It could be massively improved with a special CPU instruction for racing dram reads. That might make it actually useful for real applications. As it is, the threading model she used here would make it incredibly difficult to use this in a real program.

There’s no point racing DRAM reads explicitly. Refreshes are infrequent and the penalty is like 5x on an already fast operation, 1% of the time.

What’s better is to “race” against cache, which is 100x faster than DRAM. CPUs already of do this for independent loads via out-of-order execution. While one load is stalled waiting for DRAM, another can hit the cache and do some compute in parallel. It’s all already handled at the microarchitectural level.

There are already systems that do this in hardware. Any system that has memory mirroring RAS features can do this, notably IBM zEnterprise hardware, you know, the company that this video promoter claims to be one-upping.

I don't think memory mirring features available today allow you to race two DRAM accesses and use the result that returns earlier?

The memory controller sends the read to the DIMM that is not refreshing. It is invisible to software, except for the side-effect of having better performance.

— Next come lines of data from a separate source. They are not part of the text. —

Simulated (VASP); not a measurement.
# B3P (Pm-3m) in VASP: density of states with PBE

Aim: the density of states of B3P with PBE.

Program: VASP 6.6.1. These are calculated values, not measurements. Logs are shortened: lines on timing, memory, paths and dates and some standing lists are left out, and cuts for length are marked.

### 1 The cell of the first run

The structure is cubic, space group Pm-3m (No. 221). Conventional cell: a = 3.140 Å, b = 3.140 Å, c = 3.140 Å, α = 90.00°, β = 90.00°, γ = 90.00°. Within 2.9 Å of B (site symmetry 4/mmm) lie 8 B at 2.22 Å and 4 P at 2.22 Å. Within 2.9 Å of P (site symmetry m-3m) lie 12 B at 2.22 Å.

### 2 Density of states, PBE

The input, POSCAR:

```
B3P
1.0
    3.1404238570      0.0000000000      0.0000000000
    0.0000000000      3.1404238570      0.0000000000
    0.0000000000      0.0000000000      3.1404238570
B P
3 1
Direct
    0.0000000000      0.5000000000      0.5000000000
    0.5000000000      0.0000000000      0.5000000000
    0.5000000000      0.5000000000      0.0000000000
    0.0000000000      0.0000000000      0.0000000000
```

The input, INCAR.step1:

Mirroring is more of a reliability feature though, no? From my understanding it’s like RAID where you keep multiple copies plus parity so uncorrectable errors aren’t catastrophic. Makes sense for mainframes which need to survive hardware failures.

Refresh avoidance is a tangential thing the memory controller happens to be able to do in a scheme like that, but you’d really have to be looking at it in a vacuum to bill it as a benefit.

Like I said, it’s all about cache. You’re not going to DRAM if you actually care about performance fluctuations at the scale of refresh stalls.

Clearly, hitting a cache would be the better outcome. The technique suggested here could only apply to unavoidably cold reads, some kind of table that's massive and randomly accessed. Assume it exists, for whatever reason. To answer your question, refresh avoidance is an advertised benefit of hardware mirroring. Current IBM techno-advertising that you can Google yourself says this:

"IBM z17 implements an enhanced redundant array of independent memory (RAIM) design with the following features: ... Staggered memory refresh: Uses RAIM to mask memory refresh latency."

I can google, thanks. My point is that nobody is buying mainframes with redundant memory to avoid refresh stalls. It’s a mostly irrelevant freebie on hardware you bought for fault tolerance.